Wednesday 8 August 2012

Microsoft introduces dedicated Office Store


Microsoft has been on a roll as the year kicked off with a lot happening on the Windows 8 front. The software maker has now announced the launch of a dedicated store for Microsoft Office 2013, as disclosed in its official blog. The Office Store will work just as the Windows Store for the upcoming Metro-based operating system and allow app developers to create and distribute apps designed particularly for Office 2013. The Office 2013 Preview was recently made available for download.

With this move, Microsoft aims at making it simpler to get, install and use apps. On choosing “Apps for Office” from the Insert Tab, users can view all apps from Office Store. Here users can learn more about apps in the store, read reviews, acquire or buy apps, and also start using them right away. The apps listed on the Store get extensively validated so that users can trust them. Since these apps are all based on web-standards, they load straightaway. There is no need to pre-load them. On using a new machine, the user has to simply sign-in with their Microsoft account and all apps will be loaded.

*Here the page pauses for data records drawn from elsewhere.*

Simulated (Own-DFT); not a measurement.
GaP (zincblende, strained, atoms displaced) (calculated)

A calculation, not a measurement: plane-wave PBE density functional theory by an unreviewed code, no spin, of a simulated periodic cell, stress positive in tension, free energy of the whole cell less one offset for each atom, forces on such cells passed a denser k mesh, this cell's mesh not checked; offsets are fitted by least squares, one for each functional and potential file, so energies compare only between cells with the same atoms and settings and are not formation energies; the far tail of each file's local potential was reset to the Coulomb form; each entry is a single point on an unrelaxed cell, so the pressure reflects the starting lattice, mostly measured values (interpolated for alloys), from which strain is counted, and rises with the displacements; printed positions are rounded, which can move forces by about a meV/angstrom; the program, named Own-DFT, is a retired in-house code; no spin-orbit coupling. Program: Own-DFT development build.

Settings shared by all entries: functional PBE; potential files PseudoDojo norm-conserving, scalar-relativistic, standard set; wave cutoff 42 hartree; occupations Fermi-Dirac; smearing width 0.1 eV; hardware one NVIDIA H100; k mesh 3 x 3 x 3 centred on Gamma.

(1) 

The blog states, “Think of how much time you spend reading through email, writing reports, analyzing data, preparing sales figures or sharing proposals with your team. We also know that many critical tools and many critical information sources live on the web or in applications outside of Office. We’ve built the store so you could integrate the very best of the web with the powerful features of Office and SharePoint. With over a billion people using Microsoft Office the developer opportunity is huge. Whether the app is focused on content management, data visualization, financial management, project management, sales & marketing, HR, education, travel, social…(The list really does go on and on!) there are an incredible number of individuals or teams who are looking for solutions to meet those needs.”

The blog further discloses that developers can submit apps, reach a huge audience, make money and continually enhance the app. Developers can upload apps through the Seller Dashboard. Here they can create a great looking public developer profile, upload apps, create app detail pages, set a price for the app and decide how to get paid. These apps published to the Office Store will pass through extensive checks to filter out malicious and inappropriate content. It also talks about managing apps. The lifecycle for an app is easily managed from the Seller Dashboard and developers can rollout upgrades and existing users will get notified through an in-app notification. The upgrade process touts to be seamless for users, no downloading a new installable and the cloud app model is designed for ease of upgrades.

The licensing framework has been designed with cloud apps in mind. “We had to design a licensing framework that supported two scenarios; protect apps sold through the Office Store while still allow side loading of organizational apps. We realized that there was no single enforcement mechanism that would work for all apps (each app is unique) so we instead created an opt-in framework that apps sold through the Office Store can leverage. It gives developers the ability to include code in their apps to enforce their legal use. The app license framework itself does not enforce app licenses; it provides APIs and services to retrieve, verify, and then act on license information. The Office Store will allow you to upload free, paid, and trial apps. If you plan to sell your app or offer it as a trial, you can build logic in your app that uses the licensing framework to determine whether a user has a valid license for the app, and give access to app features based on the license properties.”

Finally, talking about monetizing, Microsoft says that it will retain 20 percent from its net proceedings on every transaction. “We aren’t new to the business of running an online store. There are many stores run by Microsoft and hence we leverage a lot of the same payment systems already in place. As a developer this means you can be paid in many different currencies and payout markets similar to the coverage Microsoft provides for the Windows Phone Marketplace and the Windows 8 store. Your users will buy in confidence from the Microsoft Office store using their Microsoft account. If they’ve bought an app before on Windows 8, Windows Phone or Xbox, their credit card will already be on file. If you do have eCommerce infrastructure on your site and wish to sell through your own site, that’s fine too,” the blog added.